Last week I had the privilege of attending BectaX. Becta is the government body which promotes technology in learning and BectaX (exchange) is the start of a conversation between digital media specialists, educational professionals and policy makers about the future of learning through ICT in schools.
Alice in Wonderland?
As an outsider to the workings of Becta I felt a little bit like Alice entering Wonderland when I arrived at the Wellcome Collection Conference Centre. Entering a room full of 150+ people (mostly men) I felt very small indeed. There were also many participants, including school students as young as 8, watching a webcast of the event and feeding through comments on Twitter using a BectaX hashtag. (#BectaX).
Then, in the afternoon, after my 6 minute “quickfire” presentation about some of the innovative things we are doing at Kingswood I felt I had grown to such an enormous size that I was touching the ceiling! There were so many complimentary tweets being projected onto the screen at the front of the auditorium I wanted to curl up in a tiny ball and hide.
Of course like Alice, shrunk or enlarged, neither is the true picture of me!
A mad hatter’s tea party?
I’d asked to be at BectaX because, as many in school know, I’m passionate about the need to help students learn to use the web in smart ways and to ensure they have the skills for an adult life that will be very different from what my own has been.
Most of the discussion throughout the day concentrated on the way school filtering systems and very strict Internet “acceptable use policies” are hampering teachers from helping students understand the best ways to use new digital media. Many teachers are themselves not confident users of ICT and have very little time to learn. So what to do? It was a bit like the Mad Hatter’s tea party with many riddles and no clear solutions. Should teachers have a new place (learning platform) where they can be guided through the learning tools online? What about making time for all this? Could motivation be provided by the likes of Ofsted?
Curiouser and curiouser
As a librarian I have a unique opportunity to observe all the teaching and learning taking place in school. And I have great faith in good teachers. They are always using the things students are interested in to engage them in learning. For example: last week I observed many Year 9′s creating and naming their own super energy drink as part of the science curriculum. They were having great fun.
But teachers who are passionate about their subject don’t get the chance to see students using new media and so can’t get ideas about how to incorporate it into their teaching.

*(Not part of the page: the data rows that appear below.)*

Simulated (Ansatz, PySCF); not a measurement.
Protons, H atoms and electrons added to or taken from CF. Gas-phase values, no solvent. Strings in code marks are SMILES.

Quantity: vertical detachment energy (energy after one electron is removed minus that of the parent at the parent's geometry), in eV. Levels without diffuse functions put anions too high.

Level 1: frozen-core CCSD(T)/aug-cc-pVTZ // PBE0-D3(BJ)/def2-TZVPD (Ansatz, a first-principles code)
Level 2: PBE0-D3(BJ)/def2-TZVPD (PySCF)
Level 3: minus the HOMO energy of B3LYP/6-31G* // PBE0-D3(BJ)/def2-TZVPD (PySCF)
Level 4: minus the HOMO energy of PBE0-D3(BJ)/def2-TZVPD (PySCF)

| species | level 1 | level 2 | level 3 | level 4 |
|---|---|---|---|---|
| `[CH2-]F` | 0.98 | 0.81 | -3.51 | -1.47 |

So I think the solution is quite simple really! Set up a good WiFi system, open up the network and allow students to use their own handheld devices and laptops in school. Teachers will do what comes naturally to them – watch, learn and assimilate! They will quickly adopt the tools that they find fit comfortably into their own teaching style and that will make the use of these tools authentic.
There are risks to such a strategy but this is where Becta can help – by providing a framework for assessing the risks and preparing a programme to help schools educate students to safely participate in the new communities to which they belong.
At the risk of stretching the analogy too far I say lets get rid of this “Off with his head” all- or-nothing approach to Internet use in school and get on with the Game!